Understanding etcd and the tunables/conditions affecting performance
Leader election and log replication of etcd
etcd is a consistent distributed key-value store operating as a cluster of replicated nodes. Following the Raft algorithm, etcd operates by electing one node as the leader and the others as followers. The leader maintains the system's current state and ensures that the followers are up-to-date.
The leader node is responsible for log replication. It handles incoming write transactions from the client and writes a Raft log entry that it then broadcasts to the followers.

When an etcd client like kube-apiserver connects to an etcd member that is requesting an action that requires a quorum, such as writing a value, if the etcd member is a follower, it returns a message indicating the transaction should be sent to the leader.

When the etcd client requests an action that requires a quorum, such as writing a value, from the leader, the leader maintains the client connection open while it writes the local Raft log, broadcasts the log to the followers, and waits for the majority of the followers to acknowledge to have committed the log without failures. Only then does the leader send the acknowledgment to the etcd client and close the session. If failure notifications are received from the clients and fail to reach a consensus, the leader returns the error message to the client and closes the session.
Note: For more information about etcd, see these external references:
- Content from etcd.io is not included.The etcd learner design
- Content from etcd.io is not included.Failure modes
OpenShift Container Platform timer tunables for etcd
OpenShift Container Platform maintains etcd timers that are optimized for each platform. OpenShift Container Platform has prescribed validated values that are optimized for each platform provider. The default etcd timers with platform=none or platform=metal are as follows:
- name: ETCD_ELECTION_TIMEOUT
value: "1000"
...
- name: ETCD_HEARTBEAT_INTERVAL
value: "100"
From an etcd perspective, the two key parameters are election timeout and heartbeat interval:
>Heartbeat interval: The frequency with which the leader notifies followers that it is still the leader.
>Election timeout: This timeout is how long a follower node will go without hearing a heartbeat before it attempts to become leader itself.
These parameters do not provide the whole story for the control plane or even etcd. An etcd cluster is sensitive to disk latencies. Because etcd must persist proposals to its log, disk activity from other processes might cause long fsync latencies. The consequence is that etcd might miss heartbeats, causing request timeouts and temporary leader loss. During a leader loss and reelection, the Kubernetes API cannot process any request that causes a service-affecting event and instability of the cluster.

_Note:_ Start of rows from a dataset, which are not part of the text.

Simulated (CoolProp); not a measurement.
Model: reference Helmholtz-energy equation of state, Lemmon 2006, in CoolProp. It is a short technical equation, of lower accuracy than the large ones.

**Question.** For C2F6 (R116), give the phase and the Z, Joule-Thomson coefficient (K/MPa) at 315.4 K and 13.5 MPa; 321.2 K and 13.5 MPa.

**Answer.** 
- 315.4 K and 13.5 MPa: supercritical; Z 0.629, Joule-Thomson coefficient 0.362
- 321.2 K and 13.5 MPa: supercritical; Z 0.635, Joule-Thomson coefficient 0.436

Effects of disk latency on etcd
An etcd cluster is sensitive to disk latencies. To understand the disk latency that is experienced by etcd in your control plane environment, run the fio tests, or suite, as described in "How to use fio”, to check etcd disks performance in OpenShift Container Platform.
Make sure that the final report classifies the disk as appropriate for etcd, as shown in the following example:
...
99th percentile of fsync is 5865472 ns
99th percentile of the fsync is within the recommended threshold: - 20 ms, the disk can be used to host etcd
When a high latency disk is used, a message states that the disk is not recommended for etcd, as shown in the following example:
...
99th percentile of fsync is 15865472 ns
99th percentile of the fsync is greater than the recommended value which is 20 ms, faster disks are recommended to host etcd for better performance
When you use cluster deployments that span multiple data centers that are using disks for etcd that do not meet the recommended latency, it increases the chances of service-affecting failures and dramatically reduces the network latency that the control plane can sustain.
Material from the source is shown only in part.